THREE cheers for Ben Lowndes and, while you are at it, three for Mark Latter. The latter, no pun intended, has made his own impact this week when the local sporting headlines have been hogged by the Island Games.

As the driving force behind the Guernsey Cricket Association proposals to put a bit more oomph and meaning into domestic evening cricket, Mark Latter, a virtual one-man GCA management committee, deserves his own gold medal.

It’s a fantastic plan which will give fresh impetus to an increasingly dreary evening league and, crucially, if the GCA’s plans to insist on five bowlers in Twenty20 games by 2010 come to fruition, bring more people into the action and that can only be good.

If the GCA get their wish evening cricket teams will not have one trophy to chase, but two, just like they did in the glorious days of the Guernsey Press Knockouts.

Remember them?

Until a few Division One teams got snooty about playing cricket in early April and the Press decided to push their sporting sponsorship elsewhere, the annual curtain-raiser to the season was very popular throughout the divisions.

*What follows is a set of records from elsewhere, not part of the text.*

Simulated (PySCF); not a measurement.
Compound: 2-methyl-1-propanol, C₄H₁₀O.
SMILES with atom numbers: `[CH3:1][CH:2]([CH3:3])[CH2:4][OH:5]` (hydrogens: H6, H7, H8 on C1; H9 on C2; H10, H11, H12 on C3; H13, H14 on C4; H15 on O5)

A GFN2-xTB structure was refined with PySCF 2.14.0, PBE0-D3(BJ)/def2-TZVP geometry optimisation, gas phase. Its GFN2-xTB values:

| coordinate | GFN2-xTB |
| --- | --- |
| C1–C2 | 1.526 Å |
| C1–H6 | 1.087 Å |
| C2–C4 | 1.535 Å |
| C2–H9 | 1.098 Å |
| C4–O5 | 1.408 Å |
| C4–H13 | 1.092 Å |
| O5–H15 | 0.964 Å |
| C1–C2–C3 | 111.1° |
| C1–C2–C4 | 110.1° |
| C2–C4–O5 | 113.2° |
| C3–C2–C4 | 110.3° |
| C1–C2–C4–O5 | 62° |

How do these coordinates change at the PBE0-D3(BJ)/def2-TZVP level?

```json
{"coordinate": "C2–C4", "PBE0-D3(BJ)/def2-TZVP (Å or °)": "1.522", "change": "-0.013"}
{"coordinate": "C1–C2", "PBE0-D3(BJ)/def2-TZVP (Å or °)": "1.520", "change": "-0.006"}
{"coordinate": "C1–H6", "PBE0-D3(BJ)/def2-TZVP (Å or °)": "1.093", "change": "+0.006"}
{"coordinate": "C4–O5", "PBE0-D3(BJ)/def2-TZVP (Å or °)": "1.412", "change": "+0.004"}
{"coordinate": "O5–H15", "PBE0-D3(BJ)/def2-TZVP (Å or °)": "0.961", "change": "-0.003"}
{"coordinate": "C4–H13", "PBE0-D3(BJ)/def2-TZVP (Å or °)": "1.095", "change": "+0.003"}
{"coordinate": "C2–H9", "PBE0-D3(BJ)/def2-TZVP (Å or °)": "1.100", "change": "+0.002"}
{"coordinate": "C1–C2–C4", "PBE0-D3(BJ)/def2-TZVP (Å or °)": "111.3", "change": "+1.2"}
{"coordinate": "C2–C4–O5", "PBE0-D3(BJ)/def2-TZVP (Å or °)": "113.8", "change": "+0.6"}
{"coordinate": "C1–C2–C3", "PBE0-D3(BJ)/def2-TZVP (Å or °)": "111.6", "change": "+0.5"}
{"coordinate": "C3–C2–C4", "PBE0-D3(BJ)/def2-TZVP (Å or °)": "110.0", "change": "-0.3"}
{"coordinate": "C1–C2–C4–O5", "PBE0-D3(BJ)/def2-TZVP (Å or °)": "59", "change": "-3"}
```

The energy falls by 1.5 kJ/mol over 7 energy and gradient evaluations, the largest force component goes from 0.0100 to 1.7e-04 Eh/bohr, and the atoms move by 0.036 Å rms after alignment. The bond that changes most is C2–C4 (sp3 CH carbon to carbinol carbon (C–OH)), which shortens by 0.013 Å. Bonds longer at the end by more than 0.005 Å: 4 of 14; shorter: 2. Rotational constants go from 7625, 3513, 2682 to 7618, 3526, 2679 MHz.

Under new sponsors, the competition then moved to the end of the season, but players, especially those preparing for the winter sporting programme, were losing interest and it did not work.

I have every faith that the new GCA plans will work and bring a bit more sparkle into a jaded old format at a time when more and more talented young players are emerging and can play their own part in a new scene.

The cricket fraternity should not worry about change.

English county cricket is forever changing its one-day schedules in a bid to maximise interest, while the truly serious stuff remains the Tests and the four-day championship.

For Guernsey, read the ICC competitions, which will come thick and fast now, and the GCA Championship.

Meanwhile, over in Rhodes, Lowndes has got the golden gong his career has richly deserved.

He has come a long way in the sport after his ignominious and spectacular trouser-dropping Island Games entrance in front of royalty in the Isle of Man six years ago.

His foolish actions indicated a personality that would never bear its full sporting fruit, but we were so wrong. He stuck to it in a sport which requires so much more than dedication than most.

The boy became a man and he now has four Island and two Commonwealth Games under his belt. Well done Ben, you deserved that medal.

And finally to Rhodes.

There has been much tutting and huffing about the scandalous mis-organisation. But has it been that bad or simply na’ve and laid-back, indicative of the Rhodes way of life?

The cyclists certainly had valid grievances but I strongly suspect just about every Guernsey competitor has had a whale of a time under a scorching sun while enjoying five-star accommodation and friendly hosts.

I’m sure their memories of Rhodes will be very fond ones.

The Games has come a long way in their 20-year existence and while it may be the biggest single event most of our sportsmen and women will ever attend, it is not the Olympics and should not be judged against an event of that magnitude.

In 1987, the Island Games athletics was staged on a grass track in the Isle of Man.

Two years later, it nearly submerged on the grit that was then Foote’s Lane.

Visiting islands had every right to groan, but in the spirit of things Guernsey were not hammered because the Games was a sporting festival and a cultural experience not to get too excited about.

Expectations have grown with every passing Games but it would be sad to lose sight of the quaint charm of the early biennial events.

It is easy to slag off, but those in glasshouses should always be wary of doing so.

And while it is true that the cycling event organisation has been largely a dog’s breakfast, let us recall that our own cycling programme in 2003, which was far from perfect despite the excellence of David Harry’s planning.

I will never forget the embarrassment of the time-trial finish outside Le Riche in St Peter’s and Terry Wright ploughing into the back of an Island FM car at a junction where cars waiting to turn right caused mayhem.

It should never have happened, but it did.

For all its faults, Rhodes has been a great games and a fitting farewell to the long-standing efforts of outgoing GIGA secretary Roy Martel.